Photo by Brian Addison.
Make no mistake, Long Beach: homelessness isn’t just an issue relegated to a handful of our parks. It is a countywide, statewide, and nationwide issue.
While Lincoln Park had long remained the mainstay of those experiencing homelessness, acting as makeshift-home and hangout, there is a perceived growth in homelessness in other areas due to the recent Civic Center construction that has now fenced off Lincoln Park and other areas of the Civic Center.

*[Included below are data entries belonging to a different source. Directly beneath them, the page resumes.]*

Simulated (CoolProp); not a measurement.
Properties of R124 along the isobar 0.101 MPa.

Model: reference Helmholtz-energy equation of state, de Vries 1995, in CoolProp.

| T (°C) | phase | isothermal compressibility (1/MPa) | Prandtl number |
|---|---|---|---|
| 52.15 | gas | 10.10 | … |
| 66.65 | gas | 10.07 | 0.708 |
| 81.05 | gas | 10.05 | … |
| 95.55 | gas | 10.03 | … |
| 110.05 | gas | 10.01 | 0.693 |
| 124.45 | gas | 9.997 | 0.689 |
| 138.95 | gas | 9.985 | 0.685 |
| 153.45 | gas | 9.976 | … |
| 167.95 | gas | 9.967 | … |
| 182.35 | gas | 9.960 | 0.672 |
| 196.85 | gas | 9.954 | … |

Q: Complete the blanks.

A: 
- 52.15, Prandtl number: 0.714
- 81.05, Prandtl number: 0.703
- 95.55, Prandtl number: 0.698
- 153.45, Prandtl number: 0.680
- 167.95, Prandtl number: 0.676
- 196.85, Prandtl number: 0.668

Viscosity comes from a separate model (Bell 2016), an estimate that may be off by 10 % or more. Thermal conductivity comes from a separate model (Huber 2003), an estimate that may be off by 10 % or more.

But perception can be tricky. It would be difficult to substantiate that the closure of Lincoln Park has led to the widespread appearance of homeless in other areas because, bluntly put, Lincoln Park was home to a steady, small amount of regulars—for lack of a better term. Even I, when heading communications at the Downtown Long Beach Alliance, began to know faces and people but the faces I see at the nearby Bixby Park where I live aren’t familiar—and they even admit they aren’t from Long Beach.
Yes, I can attest to an anecdotal increase in the presence of this alarming situation: from pop-up villages at 4th and Atlantic to underpasses throughout the city, there seems to be more humans struggling to get by.
One woman, a younger woman with a child whom I had noticed sleeping in her car in Bixby Park on the regular, talked with me openly about her situation.
“I used to live in South Central and some guy bought my complex,” she said. “I already lived paycheck-to-paycheck so when I received the notice [of the rent hike], I knew there was no other option… I am lucky: I have a car. A lotta folks don’t. So I asked [my daughter] where she wanted to live and she said, ‘The beach.’ So we came here since it is close enough for me to still commute to work.”
What we are experiencing should perhaps be less pinned on the Civic Center construction and more focused on larger issues at hand: the exorbitant rise in the cost of living throughout the state, the lack of housing being built statewide, and—perhaps most key—our lack of compassion for the issue at hand where we refuse to pay attention to the most important aspect of all and that is the fact that we are dealing with humans.
Which is why local activist and nonprofit guru Justin Rudd is creating a town hall to discuss homelessness with some of the city’s leading advocates on the issue—but leading it with one thing in mind: compassion.
“I see homeless men and women regularly at Riley’s Red Wagon Book Swap [in Belmont Shore],” Rudd said. “There, I make it a point to engage with them. I want to help when I can with clothing, food, and toiletries. The positive interactions that I’ve had makes me want to share opportunities with others. People have told me about some social media outlets where there is a lot of complaining and hatred toward the homeless. My thought was to put together a forum that would offer a more compassionate and helpful approach.”
Enter the Compassionate Town Hall: Homelessness in Long Beach, set to take place on January 30 from 7PM to 9PM at the Bay Shore Church in Long Beach, for which free tickets can be purchased here.
With over 20 speakers from various fields of profession dealing with homelessness—from the nonprofit to private sectors, outreach agencies to public emergency responders—the town hall is set to both answer simple questions while addressing complex concerns. [Disclosure: our editor and the author of this article, Brian Addison, is set to be one of the speakers at the event. He will be addressing media and how reporting styles and click-baiting can lead to a setback in actually helping the homeless.]
“I think it’s important to help people who might be down on their luck,” Rudd said. “I’ve worked with many of the agencies in our city that help the homeless and I wanted to bring as many of those players together so that others can hear what is being done—and what we can do further to help those in need.”
Compassionate Town Hall: Homelessness in Long Beach is free and open to the public though tickets are required via here. It will take place on Monday, January 30, from 7PM to 9PM at the Bay Shore Church located at 5100 E The Toledo. For more information, click here.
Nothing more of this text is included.